DBpedia Development Wiki devilopment bible

Edit this page with Git

Improve DBpedia

There are many ways to contribute and help improve DBpedia. Below you can find general ideas for contribution. In addition, feel free to post and ideas for improvement of DBpedia in the DBpedia Forum and help us migrate ideas and approaches into this wiki.

Fix monthly releases

You can improve the monthly releases in several ways:

  • Providing patches to the extraction framework. The changes will be effective on the next run of MARVIN Release Bot. Feel free to make a pull request!
  • Improve the mappings at http://mappings.dbpedia.org. Any change made on the mappings will be reflected in the data behind Mappings and Ontology data groups.
  • Improve Wikidata mappings. This improvements will be reflected on the Wikidata data group (every artifact with mapping)
  • Improve the configuration for your language

TODO: add page which explains how to configure/improve a language

Write tests for Minidumps

Minidumps are small Wikipedia XML dumps which are used to test the extraction framework. Any errors found in the big dumps can be tested on minidumps on-commit. Defined tests are executed to test the extraction against the minidumps.

Here are several options on how you can improve the testing:

Learn more on how Testing on Minidumps works or how to Integrate custom SHACL tests.

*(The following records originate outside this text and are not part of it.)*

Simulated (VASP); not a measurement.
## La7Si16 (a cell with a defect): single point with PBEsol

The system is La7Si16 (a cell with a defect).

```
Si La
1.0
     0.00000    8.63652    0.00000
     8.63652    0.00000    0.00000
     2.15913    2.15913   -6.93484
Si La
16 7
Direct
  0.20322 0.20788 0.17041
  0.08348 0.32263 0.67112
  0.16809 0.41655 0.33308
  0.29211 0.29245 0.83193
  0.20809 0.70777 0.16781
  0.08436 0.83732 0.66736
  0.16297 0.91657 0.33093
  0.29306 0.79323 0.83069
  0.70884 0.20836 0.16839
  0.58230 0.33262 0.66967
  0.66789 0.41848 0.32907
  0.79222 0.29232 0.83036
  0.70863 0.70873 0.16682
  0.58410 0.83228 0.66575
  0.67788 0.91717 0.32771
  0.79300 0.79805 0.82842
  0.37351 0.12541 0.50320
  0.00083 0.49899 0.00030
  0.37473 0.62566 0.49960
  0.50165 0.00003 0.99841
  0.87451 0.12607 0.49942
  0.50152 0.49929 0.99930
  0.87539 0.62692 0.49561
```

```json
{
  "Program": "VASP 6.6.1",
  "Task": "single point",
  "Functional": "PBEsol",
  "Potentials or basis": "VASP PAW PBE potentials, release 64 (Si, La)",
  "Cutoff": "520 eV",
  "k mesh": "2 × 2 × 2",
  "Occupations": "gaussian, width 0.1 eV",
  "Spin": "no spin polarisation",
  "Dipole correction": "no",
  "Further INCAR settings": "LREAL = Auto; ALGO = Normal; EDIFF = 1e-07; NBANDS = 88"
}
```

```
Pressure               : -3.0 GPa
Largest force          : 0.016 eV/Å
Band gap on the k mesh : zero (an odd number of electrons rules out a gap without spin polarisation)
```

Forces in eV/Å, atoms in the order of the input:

Improve the DBpedia ontology with DBpedia Archivo

Archivo automatically crawls and tests ontologies, so check out the info-page of the DBpedia ontology for the results in each version. The red ✘ marks a failed test, and a click on it reveals the report with the problems. Since most tests are SHACL-tests here is a quick tutorial how to evaluate SHACL-reports:

  • Every instance of sh:ValidationResult is a failed test.
  • sh:focusNode points to the problematic Node.
  • sh:resultPath is the the property where the problem ocurred.
  • sh:resultSeverity is the severity of the problem:
    • sh:Info is just an information and does not necessarily need a fix
    • sh:Warning is a non-critical warning and should probably be fixed
    • sh:Violation is a critical problem and should be fixed as soon as possible
  • sh:sourceConstraintComponent points out what the problem is: For example sh:NodeKindConstraintComponent means that the object of the focusNode resultPath object is not the right kind of value (e.g xsd:string instead of IRI) read more.
  • sh:resultMessage gives a short human readable explaination what the problem is.

Contribute additional datasets

We are open for data contributions from the community. Feel free to contribute and publish your data on the DBpedia Databus using the Databus Maven Plugin.

Many datasets have been already contributed by the community. Here are few examples:

TODO: add more datasets to the list

Upload external datasets or linksets

  • NOTE: we are working on a good process here, but it is easy to grep 'sameAs' from selected, vetted artifacts
  • see geonames
  • these can be loaded into the ID index and Fusion later.

DBpedia Strategic Objective: Health and quality of our core data and infrastructure

TODO: this section does not fit here, consider moving somewhere else or …

Copied from an email to the DBpedia Board, as is

In most cases, data is currently fixed by consumers, people download data or query the endpoint and then massage the data locally. Mappings.dbpedia.org was a first successful attempt to establish a principle where you could contribute to data quality at the source. There is often still no comparable model in other datasets. Data is either read-only or tedious to edit like copying values manually or ad-hoc with bots, which is a bad reuse pattern compared to linking/mapping and automatic ingestion. Here is a list of steps we have designed in the last two years to elevate the mappings model:

  • refactor into monthly extractions, so you get mappings.dbpedia.org effects and any software fixes sooner as incentive
  • DBpedians can post additional datasets on the bus like the already existing LHD dataset (https://databus.dbpedia.org/propan/lhd/linked-hypernyms/2016.04.01), DBTax, DBkWIK, DBpedia as Tables etc.
  • We built MARVIN a release bot, so there is always a working and running version of the extraction, which people can fork and start developing. We can also deploy some of these community forks on our servers, but it is preferred that they integrate them in the extraction framework or generate and store these extensions on their servers from where we copy them.
  • we started to add codeReferences, issuetracker and forum links to the data documentation, see e.g. here https://databus.dbpedia.org/dbpedia/mappings/instance-types/2019.08.01 where some of the docu was taken out of forum answers, which effectively helps us to centralize and improve documentation better.
  • together with Dimitris, we implemented IRI tests and SHACL tests on a minidump tested on each git commit of the extraction framework with Travis CI. We already successfully took feedback from the forum and issue tracker and encoded them in tests. We found this much less effort than before and we were better able to fix them. The next release on 7th of September incorporates these improvements already.
  • we will extend global.dbpedia.org into a debugging Data Browser, see https://global.dbpedia.org/?s=http://dbpedia.org/resource/DBpedia&p=http://dbpedia.org/ontology/status We can link it from the s and p’s of the main endpoint as well as any chapter deployments. I think Harald is currently reviving the Chapter Dockers and we have monthly data for all chapters. There is also a new User Script for Wikipedia. From this comparative data browser, we can link to the exact mapping to fix it.